More scientific recent polls have shown Fiorina climbing the ranks in Iowa, as well. A Quinnipiac University poll released last week placed her in eighth. A Monmouth University poll released Monday found that support for Fiorina had increased 7 points, up to 10 percent in August from 3 percent in July.
Iowans who got to know Fiorina by watching her at the “happy hour” debate are upset about the possibility that she won’t make it onto the next main debate stage.
At an event in Carroll, state Rep. Brian Best told me he’d already endorsed Walker for president, but called it “flat-out wrong” for CNN to exclude Fiorina from the next debate.
At the same event, Craig Williams, the Carroll County Republican Party chairman, noted that there weren’t any CNN cameras covering Fiorina’s speech.
“I think CNN is doing a great disservice to the people of this country by not allowing Carly Fiorina onstage,” he said.
One of Fiorina’s strengths in Iowa is her retail politics. In speaking to a group, as in one-on-one interactions, Fiorina makes a quick and forceful impression as a tough-minded but sensible business leader—an impression that may not hold up to scrutiny. And you need to make an impression quickly if you have next-to-no name identification nationally.
“They go in with little to no information about her ... they come out and they are just absolutely and utterly impressed,” Kaufmann said. “The only thing is, it’s a lot of hard work and it’s a lot of money ... that’s a heck of a lot more difficult than putting out a commercial.”
“She seems to have an excellent grasp of the caucus process and the retail-heavy nature: the personal phone calls, the hand-written notes, remembering names, staying to take questions,” Matt Strawn, a former Iowa GOP chairman, said of Fiorina. “The Carly that the nation saw during the first debate in August is the Carly that Iowans have been seeing since early 2015.”
Fiorina’s camp has shown itself not afraid to put in the work, hours, and expense of shuttling between early primary states. (Occasionally, that travel comes with casualties. While driving to a campaign stop in Carroll, Fiorina’s car hit a deer; or rather, the deer hit the side of the car. “It was the deer’s fault, absolutely,” Fiorina told a crowd in Des Moines.)

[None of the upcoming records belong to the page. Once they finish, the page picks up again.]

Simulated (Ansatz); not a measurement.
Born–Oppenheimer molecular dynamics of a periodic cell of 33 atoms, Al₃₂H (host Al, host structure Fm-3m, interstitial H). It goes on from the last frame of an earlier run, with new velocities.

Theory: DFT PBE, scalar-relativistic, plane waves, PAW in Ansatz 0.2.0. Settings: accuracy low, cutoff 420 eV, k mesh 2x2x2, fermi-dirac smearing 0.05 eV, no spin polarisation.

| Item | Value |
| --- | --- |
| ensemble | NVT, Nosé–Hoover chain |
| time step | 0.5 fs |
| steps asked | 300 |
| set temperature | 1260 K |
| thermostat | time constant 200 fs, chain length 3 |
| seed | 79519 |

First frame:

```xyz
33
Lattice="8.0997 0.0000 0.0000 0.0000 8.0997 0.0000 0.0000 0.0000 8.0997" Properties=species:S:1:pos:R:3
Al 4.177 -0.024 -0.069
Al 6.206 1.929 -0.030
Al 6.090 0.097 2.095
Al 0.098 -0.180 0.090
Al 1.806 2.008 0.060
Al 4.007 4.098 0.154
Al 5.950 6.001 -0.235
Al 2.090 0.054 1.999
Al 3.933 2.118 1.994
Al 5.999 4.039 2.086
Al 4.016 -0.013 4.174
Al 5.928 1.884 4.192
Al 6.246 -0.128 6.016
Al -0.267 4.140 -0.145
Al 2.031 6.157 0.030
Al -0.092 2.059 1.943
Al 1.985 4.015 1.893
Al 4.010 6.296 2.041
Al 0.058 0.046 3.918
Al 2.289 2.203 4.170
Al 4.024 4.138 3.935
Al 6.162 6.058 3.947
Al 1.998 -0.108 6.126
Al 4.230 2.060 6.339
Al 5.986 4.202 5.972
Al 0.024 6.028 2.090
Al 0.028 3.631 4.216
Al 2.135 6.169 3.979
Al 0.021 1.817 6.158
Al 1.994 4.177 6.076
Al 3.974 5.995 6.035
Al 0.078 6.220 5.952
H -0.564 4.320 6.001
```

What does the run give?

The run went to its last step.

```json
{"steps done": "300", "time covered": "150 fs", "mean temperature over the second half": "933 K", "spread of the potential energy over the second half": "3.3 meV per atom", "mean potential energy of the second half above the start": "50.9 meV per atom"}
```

Last week marked Fiorina’s 10th trip to Iowa this year, starting with a Lincoln Dinner speech in January that put her on the radar of Iowa Republicans. She’s made more visits to Iowa than Gov. Chris Christie, Sen. Marco Rubio, Sen. Rand Paul, or Jeb Bush. And while her fundraising is anemic compared to most of those candidates, she nonetheless continues to win Iowans over, one at a time.
“She’s proved to be a very popular figure on the stump,” said Tim Albrecht, the director of digital communications at Red Wave Digital in Des Moines. “Her message of economic populism has a place within the grassroots that’s been tapped into before, and it will be tapped into again.”